How is Colombo Port City of China impacting fishing communities in Sri Lanka?

By Hemantha Withanage, Centre for Environmental Justice, Sri Lanka

Manoja is a 50-year-old woman with one son and two daughters and lives in Pitipana village. Her husband is a fisherman and she sells the fish he catches at a road-side market. Fishing is their only source of income and her husband earned Rs1500 (around US$8) a day. Before the sand dredging started to fill the ocean to build Colombo Port City, their income was sufficient for their small family. But during the dredging he caught very few fish, not even enough for one meal for their own family.

Pitipana village is located near Sri Lanka’s capital Colombo, and is known for its coastal fishing and fishermen. When the fishermen go out to sea the women and children wait until the boats come to shore with their day’s catch. They then sell the fish at the road-side market. Their life changed when the sand dredging destroyed the coral reefs by spreading fine silt over them, which also destroyed the fishing grounds. They could no longer find reef fish, shrimp or crabs and their catch become very small every day.

The dredging is over but their lives are still in danger. Now, coastal erosion threatens her little home as a result of the waves that the coral reefs used to protect them from, and her back yard has already been washed into the sea. Her family is one of more than 3000 fishing families living along the western coast that are now suffering from the same problems.

Construction of Colombo Port City (also known as Colombo International Financial City) started following a secret agreement signed in 2012 between Sri Lanka’s former president Mahinda Rajapaksha (brother of the newly-elected president, Gotabaya Rajapaksa) and China’s current president Xi Jingping. The 269 hectare land extension was created by filling in the ocean next to the Galle Face Green (an ocean-facing urban park) and will be developed as a financial hub, a business centre and an entertainment location. The project is at the centre of China’s “Maritime Silk Road” and is a globally strategic part of the overall Belt Road Initiative (BRI).

The BRI includes thousands of mini and mega projects implemented by Chinese corporations in different continents. These projects are funded by Chinese banks as well as multilateral banks such as the Asia Infrastructure Investment Bank (AIIB). They have multiple environmental and social impacts and they bring economic problems too. For example, Hambanthota Port was built with a Chinese loan but was sold back to China in July 2017 when Sri Lanka was not able to repay it. Sri Lanka Ports Authority (SLPA) signed an agreement to lease the port to China Merchant Port Holdings for 99 years.

Hambantota Port was also constructed on a wetland once famous for migratory birds such as flamingos, and next to the harbor a 1000ha wildlife sanctuary had its status revoked in order to build other infrastructure related to the harbor. China’s lease agreement also includes control of another 15,000ha of land adjacent to the port designated for an industrial zone. The area includes forests and other important wildlife habitats, and is surrounded by five national parks which are also now in danger. Mattala International Airport is another BRI project that was constructed 18kms away from Hambantota Port. It was built across the Mattala Elephant Corridor, involving the destruction of almost 1000ha of forest and loss of habitat for over 500 elephants.

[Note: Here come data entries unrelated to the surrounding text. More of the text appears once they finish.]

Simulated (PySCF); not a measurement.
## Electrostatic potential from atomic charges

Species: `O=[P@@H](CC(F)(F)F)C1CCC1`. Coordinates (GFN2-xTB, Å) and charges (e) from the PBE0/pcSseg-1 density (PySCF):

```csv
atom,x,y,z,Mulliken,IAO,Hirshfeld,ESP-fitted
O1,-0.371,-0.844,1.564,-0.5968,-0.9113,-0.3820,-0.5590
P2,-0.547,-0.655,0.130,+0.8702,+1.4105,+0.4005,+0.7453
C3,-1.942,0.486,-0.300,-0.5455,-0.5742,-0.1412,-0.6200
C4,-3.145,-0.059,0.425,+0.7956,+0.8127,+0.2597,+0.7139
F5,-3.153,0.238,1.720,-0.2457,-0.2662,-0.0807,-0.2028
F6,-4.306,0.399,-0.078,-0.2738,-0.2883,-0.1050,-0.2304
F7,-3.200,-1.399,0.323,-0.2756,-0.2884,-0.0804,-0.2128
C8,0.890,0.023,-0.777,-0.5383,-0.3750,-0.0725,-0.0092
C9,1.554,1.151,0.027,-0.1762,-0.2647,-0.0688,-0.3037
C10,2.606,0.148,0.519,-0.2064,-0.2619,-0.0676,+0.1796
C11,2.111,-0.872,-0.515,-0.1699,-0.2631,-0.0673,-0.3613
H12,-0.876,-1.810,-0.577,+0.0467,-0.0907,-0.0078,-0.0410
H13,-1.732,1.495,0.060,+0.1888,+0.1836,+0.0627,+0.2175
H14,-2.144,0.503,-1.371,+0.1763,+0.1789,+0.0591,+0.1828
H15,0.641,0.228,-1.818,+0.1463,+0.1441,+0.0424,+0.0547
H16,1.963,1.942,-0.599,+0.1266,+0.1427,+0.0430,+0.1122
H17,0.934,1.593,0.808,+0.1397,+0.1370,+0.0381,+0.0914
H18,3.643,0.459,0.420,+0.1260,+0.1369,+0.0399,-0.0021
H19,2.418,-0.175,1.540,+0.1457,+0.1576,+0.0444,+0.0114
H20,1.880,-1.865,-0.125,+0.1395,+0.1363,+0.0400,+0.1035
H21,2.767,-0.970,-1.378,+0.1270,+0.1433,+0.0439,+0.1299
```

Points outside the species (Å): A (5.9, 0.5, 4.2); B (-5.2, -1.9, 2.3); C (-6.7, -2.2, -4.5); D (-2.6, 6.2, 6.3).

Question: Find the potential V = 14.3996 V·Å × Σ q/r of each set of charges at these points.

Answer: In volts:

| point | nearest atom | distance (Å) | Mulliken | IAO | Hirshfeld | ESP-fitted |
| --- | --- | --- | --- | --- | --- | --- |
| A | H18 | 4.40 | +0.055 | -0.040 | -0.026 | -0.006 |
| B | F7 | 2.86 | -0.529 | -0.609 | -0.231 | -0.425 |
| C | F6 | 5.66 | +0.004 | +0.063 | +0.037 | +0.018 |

Colombo Port City is a multibillion project which will be built over the next 35 years and will still be under Chinese control even in the next century. The project has a number of socio-economic and environmental impacts, including the dredging of 65 million cubic meters of sea sand and the massive coastal erosion along the western beach that has been described above. The fishermen that have lost income because of it have not been compensated, but instead the leaders of fisherfolk organisations have been bribed to keep them quiet.

Unless they migrate internally it will not only be Manoja’s children but her grandchildren too who suffer from this Chinese investment. Her family has no money to buy other land. Even if they migrate to another location, Manoja and her husband only know fishing and cannot engage in other livelihoods. The political regime that approved these investments no longer takes responsibility for safeguarding her family. This is the fate of many women and families affected by this BRI investment in Sri Lanka.